I used to be one of those people. You know, the ones who pay for everything with their debit card because they’re afraid of racking up debt. I thought debit cards were the safe spending option — you can’t spend more money than what you have in your checking account. I thought that was what being responsible with my money looked like. But as my interest in travel grew, and I learned that I could earn big rewards by signing up for and using credit cards, my perspective changed.
Maybe you already have a rewards credit card or two, but have been hesitant to completely shift all of your spending to those credit cards. You’ve possibly signed up for a credit card and charged enough to meet the minimum spending requirement, but, after that, you always return back to using your debit card. If you’ve been on the fence about switching your spending from debit to credit, here are a few tips to help you in the transition.
Adjust your mindset
Back when I first decided to shift my spending to credit, I knew from the start that I wanted to be a responsible credit card user. I didn’t view a credit card as free money or a long-term loan to pay back for years by only paying the minimum amount due. I didn’t want to pay interest, so that meant not charging more than I could pay back the following month.
One thing that helped me when I first began using a credit card for all of my purchases is that I treated my credit card just like my debit card. That meant not spending more than I had in the bank. Even though my credit card did not withdraw directly from my checking account for every purchase like the debit card, I still treated it like so in my mind.
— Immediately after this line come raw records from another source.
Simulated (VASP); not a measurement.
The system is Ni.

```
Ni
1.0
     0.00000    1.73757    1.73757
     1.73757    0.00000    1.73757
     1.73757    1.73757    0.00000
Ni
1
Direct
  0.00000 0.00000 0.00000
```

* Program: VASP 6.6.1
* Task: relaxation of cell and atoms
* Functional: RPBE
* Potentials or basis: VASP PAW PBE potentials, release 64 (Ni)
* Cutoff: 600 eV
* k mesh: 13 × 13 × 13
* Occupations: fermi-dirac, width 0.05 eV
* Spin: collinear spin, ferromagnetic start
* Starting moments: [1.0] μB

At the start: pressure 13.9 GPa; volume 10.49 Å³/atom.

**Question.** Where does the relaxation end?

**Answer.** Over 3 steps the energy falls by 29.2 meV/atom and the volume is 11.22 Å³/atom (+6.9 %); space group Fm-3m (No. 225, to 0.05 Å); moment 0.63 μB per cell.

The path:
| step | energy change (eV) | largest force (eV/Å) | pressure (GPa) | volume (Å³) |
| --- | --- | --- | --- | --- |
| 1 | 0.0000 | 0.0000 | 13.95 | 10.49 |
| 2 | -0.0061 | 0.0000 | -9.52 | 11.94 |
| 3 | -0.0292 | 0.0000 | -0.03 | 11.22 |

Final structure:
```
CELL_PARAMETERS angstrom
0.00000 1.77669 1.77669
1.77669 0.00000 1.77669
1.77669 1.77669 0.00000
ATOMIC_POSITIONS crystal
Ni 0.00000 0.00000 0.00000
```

If you’ve previously been the type to only pay the minimum amount due on your monthly credit card bill, paying it in full will require an adjustment to your mindset. View your credit card just like a debit card. Don’t spend more than you can pay back every month.
Know your credit limit
You’ll want to avoid accidentally going over your credit limit on a lower-limit card as transactions may be denied or you may be charged fees. But you also shouldn’t view cards with high limits as available money to max out. Keeping your balance within a reasonable limit of your available credit will also help boost your credit score. Your credit utilization ratio makes up 30% of your FICO score, so it’s important to be mindful of keeping your balance in check.
Start with just one card
Maximizing your points- and miles-earning often involves strategizing which cards to use for different purchases. As many cards come with category bonuses — that is, bonus points for spending at merchants whose business is classified under certain merchant category codes — it can be quite lucrative to use different cards for different purchase categories. That might mean using an American Express® Gold Card for 4x points on restaurants and U.S. supermarkets (on up to $25,000 in purchases per calendar year, then 1x), and switching to the Citi Premier® Card for 3x points when it’s time to fill up the gas tank.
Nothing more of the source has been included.